Cooking

Orzo Vegetable Salad

Our son brought a guest to dinner this week and I always like to come up with something fun. An Orzo Vegetable Salad with garden produce turned out to be a great choice. Everyone raved and making it was almost as much fun as setting the table for four. It gets quiet around here these days!

In spite of my recent garden woes, I was pleased to be able to walk out and harvest fresh produce for a nice Mediterranean dinner of marinated sirloin & chicken strips, hummus, pita and a delightful Orzo Vegetable Salad. I may have to share the marinade recipe in a future post. It was delicious as well.

If you’ve ever read recipes here before then you know I’m not a measure it by the book kind of cook. I like to just dive in and add my own touches using the ingredients I want. This one resulted in a “keeper” and even the left-overs were gone inside of 24 hours, so I thought I’d share!

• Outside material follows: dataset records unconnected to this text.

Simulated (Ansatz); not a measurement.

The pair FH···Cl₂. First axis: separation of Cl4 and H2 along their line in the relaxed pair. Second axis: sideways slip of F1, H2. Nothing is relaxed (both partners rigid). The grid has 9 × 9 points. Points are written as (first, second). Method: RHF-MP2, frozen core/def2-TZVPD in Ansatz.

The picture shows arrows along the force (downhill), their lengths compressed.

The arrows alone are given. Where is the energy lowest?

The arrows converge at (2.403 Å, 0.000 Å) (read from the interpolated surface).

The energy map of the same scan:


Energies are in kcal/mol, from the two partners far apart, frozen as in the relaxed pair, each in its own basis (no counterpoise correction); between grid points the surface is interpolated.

  1. Start by cooking 1 Cup of Orzo. Don’t go over the 10-11 minutes cooking time. Drain immediately and rinse with cold water, then set aside to cool.
  2. Slice the following vegetables or some of your own choosing into thin half-slices: 1/2 a medium zucchini, 2 firm Roma tomatoes and 1/2 a yellow pepper.
  3. Add a tablespoon of olive oil and a teaspoon of white wine vinegar to the veggies and stir to coat evenly. Season to your liking with some cracked pepper & sea salt.
  4. Combine the Orzo with the vegetable mixture.
  5. Finally, add the juice from half a lemon and any fresh herbs you enjoy. I added garlic, green onion & basil from my kitchen garden.
  6. For a bit more zest you can add some Kalamata olives and top with feta cheese.

And there you have it! A yummy, healthy, summer salad that is a delight to the taste buds and beautiful to serve for any occasion.